BlogTechnology and KnowHow

Introduction to PostGIS

Symphony logo
Symphony
December 8th, 2021

In this article, we will cover some basics of PostGIS and what it can do, along with some tips and tricks that can be used to simplify solutions or improve performance. In short - PostGIS is a Postgres extension that adds support for storing and manipulating spatial data types. We would typically need to use spatial data storage when we are building software applications that store, manipulate and visualize data on a map. We can use Google Maps or similar applications as a good example of what a typical geospatial visualization software does.

Before we can use PostGIS functionalities, we need to install the extension in Postgres.

CREATE EXTENSION IF NOT EXISTS postgis;


Spatial Data Types

PostGIS supports a few different types of (geo)spatial data types. Most of them have “cousins” in the world of graphic design. But unlike graphic software, where coordinates of the objects are relative to a screen or a piece of paper, geospatial coordinates reference points on the surface of the Earth. That makes it possible to render such objects on the map, but also to analyze interactions between them. This will come in handy as we start using spatial objects and operations to solve real-world problems.

Vectors

Similar to graphic design software, spatial vector data supports basic geometrical shapes, like point, line string, and polygon. In addition to basic geometries, PostGIS supports some more advanced ones:

  • Multi-version of basic geometries - a homogeneous collection of points, line strings or, polygons
  • 3D versions of basic geometries - the same as basic geometries with the Z-coordinate added
  • Geometry collection - a collection of any geometries, ​​homogeneous or heterogeneous
  • Polyhedral surface - complex 3D surface

Maps and navigation applications heavily rely on vector objects to model features of the map. Looking at the screenshot below, most objects on Google Maps can be represented as polygons (e.g., buildings) or points (e.g., businesses) or lines (e.g., roads). When viewing a map in 3D mode, buildings are often represented as polyhedral surfaces.

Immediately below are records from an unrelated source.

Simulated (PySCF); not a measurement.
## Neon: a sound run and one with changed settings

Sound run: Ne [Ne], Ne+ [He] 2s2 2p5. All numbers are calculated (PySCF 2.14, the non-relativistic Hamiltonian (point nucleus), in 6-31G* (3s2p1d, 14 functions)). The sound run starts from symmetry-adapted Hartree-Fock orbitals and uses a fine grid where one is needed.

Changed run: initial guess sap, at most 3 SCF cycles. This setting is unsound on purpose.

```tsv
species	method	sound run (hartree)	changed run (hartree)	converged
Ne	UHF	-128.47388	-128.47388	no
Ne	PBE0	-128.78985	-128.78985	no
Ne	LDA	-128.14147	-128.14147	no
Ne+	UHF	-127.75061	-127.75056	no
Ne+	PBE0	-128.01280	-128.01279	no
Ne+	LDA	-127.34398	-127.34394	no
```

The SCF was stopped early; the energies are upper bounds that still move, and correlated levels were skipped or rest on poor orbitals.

To create a table using the “geometry” data type, we can run the statement below

CREATE TABLE building (

id UUID PRIMARY KEY,

geom geometry

);


This creates a table with column “geom” of type geometry which is a generic type for all vector objects. Think of it as a base class in the OOP world. That means that we can combine points, lines, polygons, and other vector objects in the same column. If we know in advance which geometries we will be dealing with, we can specify that as a part of the column type definition. In that case, PostGIS will not allow other geometry types to be inserted in the same column. This is always a preferred way of storing data, as some operations expect geometries to be of the same type.

CREATE TABLE building (

id UUID PRIMARY KEY,

geom geometry(Polygon)

);


Furthermore, we can also include the SRID (spatial reference identifier) in the column type definition, forcing all values to conform to the same SRID. SRID will be covered in more detail later.

CREATE TABLE building (

id UUID PRIMARY KEY,

geom geometry(Polygon,4326)

);


Rasters

The spatial raster data type is also similar to its graphical design cousins (JPEG, PNG, TIFF, and other raster files we use in our daily lives), but there are some differences. 

  • Unlike the regular rasters, where one pixel is a dot on a screen or paper, spatial rasters have spatial resolution that defines pixel width and height. So each pixel of a spatial raster covers a uniformly sized rectangle on the map.
  • Spatial rasters have one or more bands, and each band has a matrix of values for all “pixels”. Data type of each band is set separately, and it can be almost any numeric type - binary (useful for masking), integers or floating-point values. In a way, it’s a generalization of the 24bit RGB rasters that we are used to working with in the graphical design world. A spatial equivalent of a 24bit RGB raster would be a 3-band raster where each band is defined as an unsigned 8bit int. However, with the flexibility of storing any numerical values in addition to colors, we can leverage rasters to store various information - terrain elevation, population density, vegetation information or metrics, etc.

Raster data support is included in a separate postgis extension that needs to be installed before we can work with rasters.

CREATE EXTENSION IF NOT EXISTS postgis_raster;


Then we can create a table using the raster type

CREATE TABLE satellite_image (

id UUID PRIMARY KEY,

rast raster

);


Point Cloud

Point cloud data format can be seen as a mix between rasters and vectors. It’s similar to rasters in a way that it represents a discrete data set, composed of individual points rather than shapes. However, unlike rasters, there is no resolution or density, so points can be anywhere in the 3D space. Comparing point clouds to vector types - it’s similar to a collection of 3D vector points.

Point cloud data is typically obtained from LiDAR, 3D scanners or similar devices that measure physical properties of objects in the 3D space. When visualized, it looks similar to the image below. The trees (or any other objects) look like continuous 3D objects, but they are all made up of discrete points in space.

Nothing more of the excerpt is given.